James Edwards Sheep farmer, Kingsclere estate, Basingstoke
Kinglsclere estate is a farm that operates a regenerative farming system, thinking beyond sustainability to abundance…repairing and rebuilding the earth beneath their feet.
James’s sheep are free to roam, and by grazing on early grass it helps it to develop a thicker structure that in turn improves the soil. As the season progresses the flock starts following the cattle around, finishing off any grass left behind. Their dung attracts extra dung beetles, increasing the biodiversity in the system. James’ sheep are a wool-shedding variety, which means they’re not shorn – this avoids welfare issues (no tail docking) and their shorter coats mean cleaner, healthier sheep.
For further information on Kingsclere’s project, take a look at their website:
Caroline Wheatley-Hubbard. Rare breed Tamworth pig farmer, Boyton farm Warminster
An age old approach towards pig farming
“Our family have farmed since the 19th Century and the most important lesson we've learnt was taught to us by the pig. The Tamworth's ability to thrive and produce the finest meats in any of our outdoor environments has shown us that nature's designs are the ones to follow.

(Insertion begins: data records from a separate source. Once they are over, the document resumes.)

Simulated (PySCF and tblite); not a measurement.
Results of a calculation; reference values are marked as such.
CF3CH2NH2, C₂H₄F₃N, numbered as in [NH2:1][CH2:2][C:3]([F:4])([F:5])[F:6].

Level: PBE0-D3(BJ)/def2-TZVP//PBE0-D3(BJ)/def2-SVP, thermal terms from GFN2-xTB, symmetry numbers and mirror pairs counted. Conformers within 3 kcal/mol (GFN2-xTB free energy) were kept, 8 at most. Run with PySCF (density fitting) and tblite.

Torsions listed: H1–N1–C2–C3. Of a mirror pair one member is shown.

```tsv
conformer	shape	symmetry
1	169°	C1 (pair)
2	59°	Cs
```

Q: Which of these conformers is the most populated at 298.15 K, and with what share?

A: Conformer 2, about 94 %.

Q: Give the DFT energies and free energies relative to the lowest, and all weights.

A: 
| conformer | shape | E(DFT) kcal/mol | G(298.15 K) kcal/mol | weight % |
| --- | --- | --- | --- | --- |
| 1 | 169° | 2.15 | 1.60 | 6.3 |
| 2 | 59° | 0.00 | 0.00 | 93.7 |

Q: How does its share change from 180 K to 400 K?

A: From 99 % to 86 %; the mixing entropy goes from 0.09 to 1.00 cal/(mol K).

Our family run, mixed, farm has been based on this principle. From the crops that are grown to produce our own home-milled food, to the down lands and water meadows we conserve to allow our livestock to roam in, we strive to keep our working principles as close to nature as we can. Whilst not being classified as organic we believe that by being involved in the entire food chain from grass and corn to steak and chop, we can offer you the ultimate guarantee of quality.”
Tom Hordle. Wild New Forest beef, Broom Copse farm New Forest
Toms cattle freely roam over the wild lands of the New Forest.
“I am first generation farmer that runs a herd of Hereford cattle out on the open New Forest. I produce high quality, slow grown beef, using traditional and sustainable methods. The cattle freely roam over 90,000 acres of the New Forest - eating a natural and varied diet, playing a vital role creating the unique and rare habitats that benefits so many native plants, insects and birds, as well as giving the beef a truly exclusive taste.”
Robert and Alice Mercer Chicken farmers, Packington farm, Blakenhall park
“At Packington, we still remember how chicken used to taste when we were kids, and it’s a standard we’re committed to bringing back!”
At just one day old the chicks begin on their journey, housed in special sheds with warm bedding, heating and good ventilation. As the birds grow the heater is turned down to ensure they become strong and able to adjust to the weather condition outside. At about 3 weeks old the shed doors open and the birds are free to roam on the range to their hearts content. But, in the evening they’re brought back into safety to protect them from night time predators such as foxes. All their chickens roam free on English pasture, consisting of various grasses, clovers and herbs, with perches and shelters staggers across the land to offer shade food and water, its an idyllic setting to which all their birds experience throughout their lifetime.
Mark and Deborah Harding Organic pigs and cows, Sunnyside farm, Parracombe Devon
Sunnyside farm is a very small family run Organic farm in the heart of Lorna Doone country a short driver away from the picturesque villages of Lynton and Lynmouth. When we visited Deborah and her family she took great pride in introducing us to all her animals on the farm, from her happy herd of cows which respond to her by name, to her humble pigs and even the cat. All of Deborah’s farm animals are treated exactly as if they were her own personal pets, allowed to thrive across her rugged English farm land. The farm also offers education trips for local schools to introduce children of all ages to farming and encourages full inclusion to help children on their path to understand the importance of considerate farming.